2022 Election, Elections, Featured, Gold Dome, Sherrie Peif

Soft money misinformation targets GOP candidate in Senate District 8; ‘It’s lies’ says Matt Solomon

EAGLE — Anyone paying attention to the Senate District 8 legislative race in Colorado’s High Country can’t miss the enormous amounts of outside money being spent and negative advertising being utilized in the battle for control of the Colorado Senate.

The race for SD-8 has Republican Matt Solomon in a highly competitive fight against Democrat Dylan Roberts, who currently holds a House seat. Solomon also finds himself battling hundreds of thousands of dollars being spent on an increasingly ugly disinformation campaign to muddy his name and reputation.

The geographically huge district encompasses Grand, Summit, Routt, Jackson, Moffat, Eagle, Clear Creek, Gilpin, and Rio Blanco counties, as well as a portion of Garfield County.

Soft money rolls in

As of the most recent reporting period, which ended on Oct 12, Solomon’s campaign ($114,714 raised, plus $25,000 in personal loans) has been outraised by nearly 3-to-1 by Roberts’ campaign ($303,000).

But the hard money raised by candidates pales in comparison to the outside soft cash flowing into the race, which so far exceeds $2 million.

“Soft” money refers to spending by groups known as Independent Expenditure Committees (IECs) which act on behalf of or against candidates for public office, but that are not supposed to coordinate their efforts with any candidate.

Republican support has put about $1.2 million in the race, with the Senate Majority Fund leading the way with slightly more than $1 million. Democrat support has spent about $970,000, with All Together Colorado leading the way at just more than $850,000.

What the Democrat money is being spent on, however, frustrates Solomon the most.

Senate District 8 GOP candidate Matt Solomon

Rather than spending his campaign talking to people about what he hopes to do if elected, he is continually battling misinformation.

Solomon said he ran because he wants his district to have good representation and that Democrats are scared he is going to win.

“This is about our district and the State of Colorado,” Solomon said, “and not party-line extremist viewpoints passing poor policy. When we flip the senate, there is a back stop now at the state level that prevents bad policy.”

Currently, Democrats hold a 22-13 majority in the Senate. With 17 seats up for grabs, there are five safe incumbent Democrats and four safe incumbent Republicans, leaving eight seats up for grabs. If everything else remains the same, Republicans would need to pick up five of the eight open seats for them to be successful.

Following the 2021 redistricting, SD-8 is now one of the more competitive districts in the state, so this seat could very well be a deciding factor in whether Republicans take back the Senate.

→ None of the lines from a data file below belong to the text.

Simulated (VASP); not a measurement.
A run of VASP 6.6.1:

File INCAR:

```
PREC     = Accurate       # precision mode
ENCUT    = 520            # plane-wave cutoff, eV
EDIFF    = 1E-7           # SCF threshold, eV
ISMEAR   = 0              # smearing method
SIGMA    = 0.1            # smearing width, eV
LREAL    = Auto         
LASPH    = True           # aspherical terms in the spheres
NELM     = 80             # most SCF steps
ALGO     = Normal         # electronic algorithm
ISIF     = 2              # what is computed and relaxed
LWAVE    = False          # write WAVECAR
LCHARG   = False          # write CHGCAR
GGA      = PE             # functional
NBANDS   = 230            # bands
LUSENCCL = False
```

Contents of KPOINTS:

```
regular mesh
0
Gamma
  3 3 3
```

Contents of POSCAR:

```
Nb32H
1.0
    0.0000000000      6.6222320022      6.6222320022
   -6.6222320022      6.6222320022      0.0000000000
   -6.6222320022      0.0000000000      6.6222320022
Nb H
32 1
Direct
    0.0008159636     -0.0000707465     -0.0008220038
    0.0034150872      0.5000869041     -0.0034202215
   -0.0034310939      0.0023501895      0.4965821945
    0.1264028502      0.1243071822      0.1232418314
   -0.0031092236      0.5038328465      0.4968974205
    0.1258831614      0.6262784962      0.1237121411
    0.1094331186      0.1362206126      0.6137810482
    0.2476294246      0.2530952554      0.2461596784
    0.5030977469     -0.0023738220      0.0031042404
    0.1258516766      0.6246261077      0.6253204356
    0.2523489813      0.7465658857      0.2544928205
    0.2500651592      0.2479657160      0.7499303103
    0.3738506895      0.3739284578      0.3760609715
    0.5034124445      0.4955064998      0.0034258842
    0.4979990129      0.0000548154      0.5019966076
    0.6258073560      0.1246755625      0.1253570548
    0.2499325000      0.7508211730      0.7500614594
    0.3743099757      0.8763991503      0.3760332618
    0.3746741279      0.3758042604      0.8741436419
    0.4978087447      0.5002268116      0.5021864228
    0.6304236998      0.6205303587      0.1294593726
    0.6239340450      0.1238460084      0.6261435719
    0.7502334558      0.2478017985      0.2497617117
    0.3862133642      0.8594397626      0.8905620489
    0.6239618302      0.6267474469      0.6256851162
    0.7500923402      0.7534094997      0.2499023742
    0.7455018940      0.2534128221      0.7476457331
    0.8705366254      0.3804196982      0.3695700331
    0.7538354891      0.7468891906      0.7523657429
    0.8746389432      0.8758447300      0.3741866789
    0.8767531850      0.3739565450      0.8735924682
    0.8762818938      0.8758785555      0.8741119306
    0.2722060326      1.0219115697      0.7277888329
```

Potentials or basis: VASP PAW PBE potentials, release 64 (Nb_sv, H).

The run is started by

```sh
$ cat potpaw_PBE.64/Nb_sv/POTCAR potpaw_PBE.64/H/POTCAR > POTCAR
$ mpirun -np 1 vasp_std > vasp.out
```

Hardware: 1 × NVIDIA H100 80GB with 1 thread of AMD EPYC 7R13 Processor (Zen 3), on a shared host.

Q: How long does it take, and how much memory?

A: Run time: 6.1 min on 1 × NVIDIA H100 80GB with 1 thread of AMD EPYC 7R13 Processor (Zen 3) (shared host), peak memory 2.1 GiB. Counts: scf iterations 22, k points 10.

“This district is diverse in revenues and diverse in opinions and social issues,” Solomon said. “I am a moderate candidate. I think the Democrats see that and their agenda is threatened.”

Funding misinformation

Solomon said there has been so much misinformation, it’s almost too much to keep up with, but he pointed to several things being pushed by soft money advertising that he said are just absolute lies.

First, the claims that he missed one-in-five meetings while he was on the Eagle Town Council and then abandoned his office were miscalculated and misrepresented. Solomon says they didn’t include all the meetings and they didn’t make clear that the times he missed were excused for contract work he has with the US military.

“I still read every packet and sent a summary of comments to the council at the meeting,” he said. “So, I still served my role for the community.”

Then due to the Eagle becoming a home rule municipality in 2021, his term changed. Originally his term should have ended in April 2022. But the new home rule charter changed the election cycle from April to November and added a year and a half to his term, adding up to a five and half year term rather than the four years he was originally elected to serve.

Senate District 8 Democrat candidate Dylan Roberts

For many reasons he was unable to continue that new term. So, when he decided to step down from office, he worked with town staff so that his seat would not be another appointment.

Under the new charter, had Solomon stepped down in April 22 when the term was supposed to originally end, someone would have been appointed to fill that seat until the new election in November 2023.  If he stepped down within 90 days of the 2021 election, his replacement could be could properly elected for the remainder of the two years of his new term.

Solomon did not believe that it was fair to continue having representation not elected by the voters — the council already had four of its seven seats filled with appointments. So, he timed his departure to force an election for his seat.

“If my seat could have only been filled by appointment, I would not have stepped down,” Solomon said. “But I remained available and worked with our council during the 90 days up until the election, and I helped transition the new council member for two months after the election.”

‘Simply not true’

Another piece of the misinformation about Solomon is the claim that as a federal firearms licensee he refused to do background checks.

Solomon said this is simply not true. When regulations were put in place by the state that required background checks for gun transfers, there was no way that a private party transfer could happen, he said. Private parties do not have access to the databases needed for such a check, so they had to go to a licensed dealer to run the check.

But according to Solomon, that left him with a huge liability issue.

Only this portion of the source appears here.